Addressing the great challenges that face us in the spheres of energy and the built environment requires a broad perspective that acknowledges the complex inter-connected nature of our energy system and the buildings we use. Research in the School of Civil Engineering accordingly encompasses the design, management, operation and regeneration of energy infrastructure, buildings and the urban environment. Our research aims to advance the state of architecture and engineering to address the key challenges of developing and maintaining buildings that make efficient use of resources, can be operated sustainably, provide healthy environments and contribute to our wellbeing.
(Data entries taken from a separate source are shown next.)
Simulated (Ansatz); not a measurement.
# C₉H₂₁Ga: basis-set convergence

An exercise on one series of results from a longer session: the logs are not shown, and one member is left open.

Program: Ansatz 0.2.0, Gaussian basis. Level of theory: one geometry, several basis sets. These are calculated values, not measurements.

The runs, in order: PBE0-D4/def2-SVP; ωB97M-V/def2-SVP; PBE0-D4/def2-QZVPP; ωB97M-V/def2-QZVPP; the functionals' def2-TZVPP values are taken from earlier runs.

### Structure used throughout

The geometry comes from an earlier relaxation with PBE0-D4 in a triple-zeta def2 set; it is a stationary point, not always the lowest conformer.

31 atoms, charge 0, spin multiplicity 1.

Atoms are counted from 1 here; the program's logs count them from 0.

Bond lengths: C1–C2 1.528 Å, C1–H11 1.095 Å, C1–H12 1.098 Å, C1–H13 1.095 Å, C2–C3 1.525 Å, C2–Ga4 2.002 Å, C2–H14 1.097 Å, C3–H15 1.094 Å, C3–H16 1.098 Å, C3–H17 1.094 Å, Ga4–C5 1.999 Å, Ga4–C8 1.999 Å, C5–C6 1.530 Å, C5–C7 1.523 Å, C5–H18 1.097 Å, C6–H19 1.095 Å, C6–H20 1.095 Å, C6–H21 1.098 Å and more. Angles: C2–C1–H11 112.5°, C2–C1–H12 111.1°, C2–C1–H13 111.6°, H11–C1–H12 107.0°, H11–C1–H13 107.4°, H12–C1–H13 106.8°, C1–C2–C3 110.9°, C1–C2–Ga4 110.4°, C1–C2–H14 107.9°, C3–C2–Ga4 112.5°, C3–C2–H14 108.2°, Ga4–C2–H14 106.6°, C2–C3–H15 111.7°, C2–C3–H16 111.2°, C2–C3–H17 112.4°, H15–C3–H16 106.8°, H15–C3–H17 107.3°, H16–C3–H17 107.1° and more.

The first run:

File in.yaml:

Transforming the production, distribution, storage and use of energy to achieve a national system that is resilient and sustainable is one of the great challenges that we face. Innovation will be required, not only in how we generate, distribute, and store energy but also in how different elements of our energy infrastructure is procured, owned and managed. Buildings will become active rather than passive in the way they interact with the energy system. Our research sees the energy and built environments as closely coupled systems.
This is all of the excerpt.